I'm glad I could inspire you to play the drums again. I hope you did enjoy it a bit. When I read this, it gave me really some joy! But don't feel bad if you didn't do it ;)
All these responsibilities are simply overwhelming to me. Being responsible for myself, paying for everything myself-it all freaks me out. Last week I went to the doctor and he wanted to know what could help me to improve my situation. Since I receive benefits, people want to know. In other words, they want to know how they "can help me" to work again. I feel like that's all that ever counts. Fix you up to function. So I'm losing trust in the health system, and I start to wonder if I should just give them the finger and tell them to keep their damned benefits, since they ask for something in return. Soon, they will check me more closely and then decide if I'm capable to work or not. The whole situation creates pressure and the last couple days have been very bad. It always worsens once anyone demands anything of me...I wanted to write something nice to you, but that's how it is at the moment.
I did some proactive things looking for little opportunities to make some money on the side-in my pace. So I guess I should feel good about that but still every thing I do scares me. It's really miserable. Even running didn't help. And my knee starts to hurt again since I ran a little too much already.
Like you, I feel very alone and I stopped talking to anyone about my issues. I might even appear quite content and happy on the outside. I wonder if my parents even have the slightest idea of how bad I feel. I gave up on all friends. Either they couldn't understand me or they somehow enjoyed to see me struggling. Like they have issues too, "but look at that guy, he's even worse than me". So I shut the door to everyone, even my brother. It's all superficial now, small talk, no emotional understanding at all. It's like I'm on a different plane now forever and they won't have access to me ever again. So like you, I'm somewhat forced to suffer in private. Also, I'm ashamed to show my true feelings AND I don't trust anyone anymore, since even family members unintentionally made fun of my feelings. The most hurtful experience.
I never was interested too much in other people, and I believe this is part of the reason why this feels so forced and wrong-it's just not me! I'm not a people person, nor a team player, but doctors and society want to make me one!! And just because I'm happy doing my creative stuff alone and so on and having only very few friends and just a partner maybe- does that make me ill? No! But still I'm forced to do things totally contrary to my nature! Torture! It's not that I dislike people in general, but forced work environments and pretending has become my red line now. I feel my inner door shut tight for good when it comes to pretending...Actually, I need to think about this pretending-thing more the next days. Cause I did this too, especially early in school-to avoid getting in trouble. That's where this behaviour must have started.

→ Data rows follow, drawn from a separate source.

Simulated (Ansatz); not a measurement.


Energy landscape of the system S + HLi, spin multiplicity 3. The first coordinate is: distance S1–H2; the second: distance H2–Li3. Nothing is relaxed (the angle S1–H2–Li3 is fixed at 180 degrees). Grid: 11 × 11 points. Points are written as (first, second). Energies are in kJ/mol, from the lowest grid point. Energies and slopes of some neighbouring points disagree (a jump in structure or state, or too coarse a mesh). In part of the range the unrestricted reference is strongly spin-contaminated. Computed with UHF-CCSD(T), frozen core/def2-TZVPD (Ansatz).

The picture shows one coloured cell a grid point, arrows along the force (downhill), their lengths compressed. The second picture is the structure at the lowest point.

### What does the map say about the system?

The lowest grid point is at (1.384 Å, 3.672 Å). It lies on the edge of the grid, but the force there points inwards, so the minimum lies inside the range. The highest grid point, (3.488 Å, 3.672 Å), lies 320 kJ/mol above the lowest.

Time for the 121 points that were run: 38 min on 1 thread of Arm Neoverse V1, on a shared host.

Like you I live at home with my parents like the forever kid. I wanted to move out for years, but couldn't because I'm not able to carry my own weight. Or possibly I'm simply to scared and freak out by the thought of it. I can't tell for sure. When I had my office job I could have done it but never did. I looked for apartments, but none appealed to me. I guess I feel trapped as soon I have to pay for anything more than $50-100 a month. I even thought about selling everything and even donating all my money. Everything seems like a burden. It's funny.
God, I'm so sorry for this long text and possibly unstructured ramblings. Writing with you definitely feels good. It's nice to know someone else understands and to not be alone in this.